Equation (3) is a practical symmetrical estimation of Equation (2) when the observation time $T$ increases. Equation (2) is a reformulation of Equation (1) using the concept of ergodicity.
Here, $X(t)$ is modeled as a continuous random variable. I see it as a variable phenomenon that can takes observed values at time $t$, depending on some probability law $p_X(u)$. Those values can in generally be "anything", and we cannot say more about that.
In analyzing such a process, you can be interested in some "expected values" that one is more likely to consider. For instance, you could be interested in the mean of $X$ for each time $t$. This is the "meaning" of what expectation does:
$$\mu_X(t) = E[X(t)] $$
This quantity is evaluated for each $t$ by integrating the probably density function of $X$. Many other moments of $X$ can be evaluated in the same way, so you can replace $X$ in the above formula by $X(t)X(t+\tau)$, and you get the process autocorrelation, a kind on average of the product at lag $\tau$.
Very often, the actual probably density function is not known, and maybe we don't need it to access to those average values. So we often make additional assumptions, like stationnarity (the probably does not change over time) and ergodicity (the expected values of "some property" at time $t$ can be estimated by averaging over times. This is typically done with discrete signals, as answered by Matt L.. You can learn more with the excellent SE.DSP answer of Dilip Sarwate What is the distinction between ergodic and stationary?.
So with an ergodicity assumption, one can estimate moments (eg autocorrelation) by time averaging (Eq. 2). Alas, we generally don't know the process over all times. Most signals have finite support. So, one expects that the knowledge would be better as $T$ increases. And a part of process analysis and spectral estimation is devoted to "how fast we converge to the true expectation" as $T\to\infty$, in order to bound estimation errors.

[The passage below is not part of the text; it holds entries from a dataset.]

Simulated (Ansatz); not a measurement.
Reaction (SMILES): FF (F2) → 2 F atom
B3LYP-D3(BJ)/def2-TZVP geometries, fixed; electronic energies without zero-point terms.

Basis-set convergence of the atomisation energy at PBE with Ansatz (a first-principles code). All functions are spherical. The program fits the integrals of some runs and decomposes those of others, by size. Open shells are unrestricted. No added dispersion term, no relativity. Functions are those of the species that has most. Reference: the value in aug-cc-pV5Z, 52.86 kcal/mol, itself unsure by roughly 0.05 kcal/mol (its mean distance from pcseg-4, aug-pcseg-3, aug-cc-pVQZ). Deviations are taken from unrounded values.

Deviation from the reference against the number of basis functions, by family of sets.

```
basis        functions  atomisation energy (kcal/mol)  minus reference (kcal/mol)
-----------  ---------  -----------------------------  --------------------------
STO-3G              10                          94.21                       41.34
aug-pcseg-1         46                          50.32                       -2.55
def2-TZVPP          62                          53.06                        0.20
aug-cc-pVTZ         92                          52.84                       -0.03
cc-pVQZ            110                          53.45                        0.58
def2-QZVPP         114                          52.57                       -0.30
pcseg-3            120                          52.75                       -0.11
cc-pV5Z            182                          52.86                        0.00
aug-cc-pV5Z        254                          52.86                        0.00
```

As there are several avatars of ergocity, I will summarized the definitions given in Ergodic process: if $X(t)$ is a wide-sense stationary process, with constant zero-mean $\mu_X(t)=0$, with autocovariance:
$$R_{XX}(\tau) = E([X(t)X(t+\tau)])$$
which is called an ensemble average. Let us define the symmetric time average quantity:
$$r_{XX}(T) = \frac{1}{2T}\int^{-T}_{-T}X(t)X(t+\tau)\mathrm{d}t$$
Then, the process $X$ is said to be autocovariance-ergodic if $r_{XX}(T)$ converges in the least-squares sense to $R_{XX}(\tau)$ as $T\to \infty$.
For dynamical systems, or for processes with known generating mechanism or even better known probability law, ergodicity can be proved or disproved...
But this is more a definition/hypothesis than something that could be mathematically derived in general (as far as I know).